Easter Egg Cheesecake Recipe: how to make the best cheesecake filled Easter egg, no baking required!

If you’re looking for the perfect Easter egg cheesecake, then look no further. Here at Craft Gin Club, we love a ginny dessert recipe - and this gin-spiked Easter egg cheesecake recipe will do just the trick.

And as far as show stoppers go, this gorgeous embellished egg will certainly get a lot of comments (and we’re sure positive reviews too!)

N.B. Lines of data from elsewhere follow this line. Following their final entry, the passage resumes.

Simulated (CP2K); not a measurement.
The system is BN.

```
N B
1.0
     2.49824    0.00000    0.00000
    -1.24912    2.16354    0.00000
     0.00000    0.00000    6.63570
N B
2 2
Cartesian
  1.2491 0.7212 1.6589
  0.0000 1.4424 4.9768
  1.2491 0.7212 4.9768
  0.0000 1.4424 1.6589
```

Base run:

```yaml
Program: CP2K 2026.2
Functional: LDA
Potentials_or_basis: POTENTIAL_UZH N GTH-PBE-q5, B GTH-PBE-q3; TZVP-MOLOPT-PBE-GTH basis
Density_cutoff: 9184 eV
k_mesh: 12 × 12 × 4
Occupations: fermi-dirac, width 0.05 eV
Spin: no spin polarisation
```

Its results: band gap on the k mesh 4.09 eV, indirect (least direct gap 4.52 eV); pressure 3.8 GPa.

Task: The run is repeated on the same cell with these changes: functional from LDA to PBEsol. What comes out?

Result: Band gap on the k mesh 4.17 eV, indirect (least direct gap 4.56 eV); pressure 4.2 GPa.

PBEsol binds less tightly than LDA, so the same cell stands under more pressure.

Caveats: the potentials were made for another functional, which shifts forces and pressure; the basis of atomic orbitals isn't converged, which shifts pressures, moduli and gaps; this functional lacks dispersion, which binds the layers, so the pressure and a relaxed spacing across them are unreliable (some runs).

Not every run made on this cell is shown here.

Easter egg cheesecake no bake

This one’s a good egg!

You’ve heard of the Kinder Bueno Easter egg cheesecake, you have maybe tasted a mini egg cheesecake or Bailey’s Easter egg cheesecake, and you will have certainly seen the Jane’s Patisserie and BBC Good Food Easter egg cheesecakes out there…

Now try Craft Gin Club’s gorgeous raspberry-flavoured, gin-infused, easy Easter egg cheesecake!

With lashings of creamy Philadelphia cheesecake filling and a crumbly biscuit base, all layered within chocolate Easter egg halves and spiked with a good measure of gin, this is the perfect Easter treat for grownups…

As Easter egg cheesecake ideas go, this one is a must-try.

It all starts with a strong foundation, and in the cheesecake world that means picking the right biscuits for your buttery biscuit base.

Cheesecake Easter egg

For this recipe, we have gone with classic Digestive biscuits. Their texture and flavour provide that quintessential cheesecake experience that we know and love.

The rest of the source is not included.